From Transnational to Trans-African:
The Circulation of Culture in the Work of Winold Reiss and Romare Bearden Jeffrey C. Stewart
In a talk entitled “Looking Backward to Look Forward: Winold Reiss in Context,” at the Freie Universität Berlin in 2011, I outlined a cultural ethics of transnationalism in art by looking at the career of Winold Reiss, a German immigrant artist who came to the United States in 1913 and made the bodies and cultures of African Americans, Native Americans, Asian Americans, and immigrant Americans the centerpieces of his uniquely American art practice. There I explored how Reiss, as a transnational artist, made the conscious effort to embed himself in communities of people of color in early twentieth-century America, becoming one of the few transnational artists from Europe to embrace non-whites as quintessentially American. In this paper, I want to build on those insights to consider what effect being in conversation with several spatially segregated racial and ethnic communities had on Reiss’s aesthetic, and how this resulting aesthetic circulated among different paintings, illustrations, and designs that he created from 1919 to 1940.

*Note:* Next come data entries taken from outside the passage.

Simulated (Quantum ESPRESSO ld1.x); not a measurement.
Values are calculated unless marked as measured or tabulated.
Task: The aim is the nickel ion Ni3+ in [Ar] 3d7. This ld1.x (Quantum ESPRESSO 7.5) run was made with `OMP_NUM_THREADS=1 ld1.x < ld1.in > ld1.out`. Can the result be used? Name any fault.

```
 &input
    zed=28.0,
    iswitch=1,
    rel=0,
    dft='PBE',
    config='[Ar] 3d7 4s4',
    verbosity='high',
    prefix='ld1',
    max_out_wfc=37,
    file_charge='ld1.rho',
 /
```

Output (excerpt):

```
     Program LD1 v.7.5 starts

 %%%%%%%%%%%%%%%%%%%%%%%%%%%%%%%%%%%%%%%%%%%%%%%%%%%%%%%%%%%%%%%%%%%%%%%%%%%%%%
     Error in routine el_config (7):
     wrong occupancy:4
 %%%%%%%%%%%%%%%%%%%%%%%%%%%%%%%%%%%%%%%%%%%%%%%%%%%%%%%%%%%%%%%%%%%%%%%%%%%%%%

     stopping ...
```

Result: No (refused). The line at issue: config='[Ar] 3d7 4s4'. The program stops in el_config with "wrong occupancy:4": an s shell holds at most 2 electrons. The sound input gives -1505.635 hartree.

Utilizing the African principles of design that Robert Farris Thompson outlined in his book, African Art in Motion, we can see the motifs, figures, visual tropes, and “attitudes” in Reiss’s portraits as a kind of transnational and transcultural performativity whereby dance, music, and architectural design structure his visual representations of racial subjects. I want to suggest that Reiss’s work dialogues with design and representational strategies in the work of Romare Bearden, who, in the 1930s and 1940s, exposed himself to various art traditions, including the Mexican muralist movement, ancient Greek art, and especially African art. In a sense, both are transnational artists. Ideas from various traditions circulated in Bearden’s art and came to shape his collages of the 1960s—works that embodied the culture and distinct spatial imaginary of Black people in New York and Pittsburgh at the time. I want to put these artists’ oeuvres in conversation with one another to suggest how they used aesthetic traditions to create a kind of performance of culture that might be called “trans-African.”